Michael Burton 04 March 2009

Radical shift needed to avoid ‘decade of cuts’

Councils face a decade of cuts due to zero and minus grant settlements, unless there is a radical shift in public funding allocation, leading experts have warned.
Stephen Hughes, chief executive of Birmingham City Council, told an MJ local powers conference his city received £7.2bn in public spending from various Whitehall departments. But he claimed better outcomes could be achieved by allocating from a single pot locally by need, rather than by structures.
He said: ‘If you were creating such a system, you wouldn’t start from here. The alternative, to go back to silos, means we’ll have a decade of cuts.’
The Leadership Centre last year, in its Calling Cumbria programme, examined whether the county’s £7bn of public money was being allocated efficiently under the current system.
London School of Economics director, Tony Travers, told The MJ conference, local government was ‘strangely isolated’ from the downturn because its budgets had been previously fixed in the CSR, and was centrally funded. Had councils relied on local income base, such as in the US, they would have been hit by the recession.
However, Mr Travers predicted ministers were likely to revisit budgets in 2010/11, the last year of the CSR, because low inflation had made the settlement for councils generous.
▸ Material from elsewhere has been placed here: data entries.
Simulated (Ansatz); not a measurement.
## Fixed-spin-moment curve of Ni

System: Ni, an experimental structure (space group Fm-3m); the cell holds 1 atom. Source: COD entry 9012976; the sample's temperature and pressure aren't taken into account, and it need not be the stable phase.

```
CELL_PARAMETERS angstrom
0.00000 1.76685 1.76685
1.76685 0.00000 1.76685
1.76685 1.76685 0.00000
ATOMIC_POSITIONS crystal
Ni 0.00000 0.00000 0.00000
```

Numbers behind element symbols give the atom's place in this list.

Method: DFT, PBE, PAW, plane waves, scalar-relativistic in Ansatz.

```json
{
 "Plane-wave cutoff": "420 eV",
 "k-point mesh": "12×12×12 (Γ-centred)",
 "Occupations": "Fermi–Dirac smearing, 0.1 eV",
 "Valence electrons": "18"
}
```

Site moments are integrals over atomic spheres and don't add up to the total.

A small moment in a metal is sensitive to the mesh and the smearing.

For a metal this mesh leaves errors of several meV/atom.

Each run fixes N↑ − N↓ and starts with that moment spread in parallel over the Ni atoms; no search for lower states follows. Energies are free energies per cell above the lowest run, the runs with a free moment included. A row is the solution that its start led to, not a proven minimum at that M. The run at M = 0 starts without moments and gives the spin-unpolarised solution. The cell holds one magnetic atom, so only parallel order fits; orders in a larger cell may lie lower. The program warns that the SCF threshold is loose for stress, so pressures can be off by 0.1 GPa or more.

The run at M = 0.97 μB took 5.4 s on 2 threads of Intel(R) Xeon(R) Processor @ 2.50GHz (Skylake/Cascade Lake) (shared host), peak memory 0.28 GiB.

Thereafter, grant settlements were likely to be 0% and, in some cases, a minus figure. Overall, public spending would rise by 1%, with most of it devoted to health, education and welfare.
His forecast was backed by shadow local government spokesman, Bob Neill, who said funding cuts would be here for a decade and that ‘I might lose some of my local government friends’ if he became minister following a 2010 general election.